Tiffani Thiessen on Saved By The Bell, CFB Chaos with Andy Staples, and Week 15 Picks
The Chargers and Raiders kicked off the weekend with a game so fundamentally broken it could only be described as drunk football. Anthony Lynn continues to be a marvel of modern science, proving that a head coach can actually be allergic to the concept of time. Big Cat and PFT watched in real-time as Justin Herbert bailed out a coach who seems to have a dead bird for a brain.
Anthony Lynn is the dumbest coach in football history
Anthony Lynn is the dumbest coach that has ever been created in coaching history. And he fumbled again. He had a bird brain. He has a goddamn bird inside of the skull. Now the bird's dead because even the bird can't stand hanging out with him.

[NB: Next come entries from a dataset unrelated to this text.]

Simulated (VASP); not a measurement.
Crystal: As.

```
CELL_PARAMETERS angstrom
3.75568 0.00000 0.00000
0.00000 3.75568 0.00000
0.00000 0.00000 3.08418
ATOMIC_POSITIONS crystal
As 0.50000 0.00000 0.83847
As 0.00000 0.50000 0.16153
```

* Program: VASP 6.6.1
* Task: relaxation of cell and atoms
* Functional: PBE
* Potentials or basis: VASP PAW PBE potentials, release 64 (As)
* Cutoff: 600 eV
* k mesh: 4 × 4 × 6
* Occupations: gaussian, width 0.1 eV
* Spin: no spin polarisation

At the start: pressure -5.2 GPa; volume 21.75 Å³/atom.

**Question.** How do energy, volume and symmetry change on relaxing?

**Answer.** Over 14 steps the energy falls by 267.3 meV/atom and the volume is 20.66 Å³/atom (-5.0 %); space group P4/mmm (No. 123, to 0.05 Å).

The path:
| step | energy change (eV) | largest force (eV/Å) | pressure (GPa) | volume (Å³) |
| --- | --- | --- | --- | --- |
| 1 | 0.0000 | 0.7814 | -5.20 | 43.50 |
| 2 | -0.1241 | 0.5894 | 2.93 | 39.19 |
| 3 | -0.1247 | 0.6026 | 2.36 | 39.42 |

While Herbert looked like a superstar, the other side of the ball left much to be desired. Jon Gruden’s Raiders are sliding back into the abyss, and despite the nostalgia people have for the Silver and Black, the numbers don't lie about Gruden's second stint. Big Cat isn't buying the hype that this team has actually turned a corner.
Jon Gruden is not a good head coach
Is Jon Gruden a good head coach? Jon Gruden, his last six seasons as a NFL head coach... Jon Gruden is 40 and 61. That's really bad. Everyone routes for the Raiders to be good because it's fun when the Raiders are good. I think we've willed it to happen a little early here.
Week 15 Preview and The Cant Lose Parlay
Looking ahead to the rest of the NFL slate, the Bills are the talk of the league after dismantling the Steelers. While the world is finally waking up to how good Josh Allen is, Big Cat is worried that the collective media hype is going to ruin the good vibes in Buffalo. We've known they were a wagon for months; we don't need talking heads jinxing the process now.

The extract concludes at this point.